Tuesday, October 21, 2014

Tuna for Dinner

     Bit by bit I'm learning about life in the high desert of New Mexico.  One of the things I've learned this fall is how much dogs and coyotes like tunas.  No, not the kind that comes in a can, though they do like that, but the kind that grows on prickly pear cactus.  



The purplish growths are the seed pods of the cactus, called by some, tuna.  



One day last week the dogs and I were out walking on our usual path in the open space.  I started noticing purple poop on the trail.  On closer examination I saw that it was filled with seeds.  This answered a question:  Does anything eat the tuna?  Evidently, coyotes do.  Down the path we went, then the dogs started stopping and rooting around near prickly pear plants, something they have learned the hard way to avoid.  Root, root, root.  Chomp, chomp. Evidently, dogs like the well ripened tuna too.












Wednesday, February 19, 2014

Dream a Little Dream

I've wondered why some people remember dreams and others don't.  Articles on dreams suggest that you write down what you dreamed immediately when you wake up. It's hard to imagine a life where anyone would do that.  Most of us who launch out of bed do so in response to some urgent calling whether it's a crying baby, an insistent pet or a full bladder.  No time to say, "Hang on while I write in my dream journal."  For the rest getting up is such a struggle that adding a journal writing stop would probably mean they would  deem it another reason to fall back to sleep. 

Like most aging people, I've acquired many aches and pains I didn't have when younger.  Aches and pains which keep me awake or wake me during the night.  These nighttime twinges have taken the place of the nocturnal ruminations of my working and parenting lives when I worried about situations at work or what might happen to my children. There have always been things that bubble to the surface demanding attention when everything else shut down for the night. 

The result of these and other interruptions was that I didn't sleep very soundly.  I didn't spend much time in the land of REM sleep.  I know I had dreams, sometimes bits and pieces stayed with me, but not the way some other people seem to remember their dreams, vividly and in detail.

That changed a couple of months ago when my trochanter brusitis got so bad that I would spend most nights searching for a comfortable position which would allow me to fall asleep.
After a couple of weeks of this, I starting taking a couple of Aleve before I went to bed.
Then I began to sleep, and I began to dream.  My dreams were vivid, odd, and wonder of wonders, I could remember what seemed like big chunks of them.  

In the way of dreams there were strange happenings and juxtapositions with the wrong things and people in the wrong place at the wrong time.  But, I remembered them.  I could parse them.

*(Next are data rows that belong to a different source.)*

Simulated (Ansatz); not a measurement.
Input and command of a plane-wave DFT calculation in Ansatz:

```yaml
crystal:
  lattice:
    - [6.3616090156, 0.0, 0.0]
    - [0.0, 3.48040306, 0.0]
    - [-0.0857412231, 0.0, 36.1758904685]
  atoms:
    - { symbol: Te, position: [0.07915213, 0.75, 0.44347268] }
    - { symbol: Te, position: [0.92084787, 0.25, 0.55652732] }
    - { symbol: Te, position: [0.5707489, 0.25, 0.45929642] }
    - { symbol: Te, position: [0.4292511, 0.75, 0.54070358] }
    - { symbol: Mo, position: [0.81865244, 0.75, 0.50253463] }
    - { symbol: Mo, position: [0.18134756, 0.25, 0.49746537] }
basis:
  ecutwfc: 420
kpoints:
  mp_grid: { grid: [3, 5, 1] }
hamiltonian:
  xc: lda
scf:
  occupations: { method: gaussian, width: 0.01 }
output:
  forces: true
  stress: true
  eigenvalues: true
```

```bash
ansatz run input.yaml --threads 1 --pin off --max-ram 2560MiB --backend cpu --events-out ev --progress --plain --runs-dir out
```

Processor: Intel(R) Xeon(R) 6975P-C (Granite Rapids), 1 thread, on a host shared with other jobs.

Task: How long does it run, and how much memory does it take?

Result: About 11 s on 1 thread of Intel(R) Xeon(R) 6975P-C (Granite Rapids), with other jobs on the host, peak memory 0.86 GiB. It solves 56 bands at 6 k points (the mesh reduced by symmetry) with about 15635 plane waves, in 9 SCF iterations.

Now I wonder if this change is due to better sleep, or the effects of yet another drug in my system.




Monday, January 20, 2014

One of Life's Unanswerable Questions

Why do people leave bumper stickers supporting candidates from past elections on their cars?  Win or lose, you'd think they would get them off at the first opportunity.  If your candidate won, I'd think that when they screwed up, and they will screw up, you wouldn't want everyone to know that you supported the jerk.  On the other hand, if your candidate lost, even though there is some satisfaction in being able to say, "I didn't vote for the jerk who got elected," everyone knows that candidate you did vote for would have eventually screwed up if elected.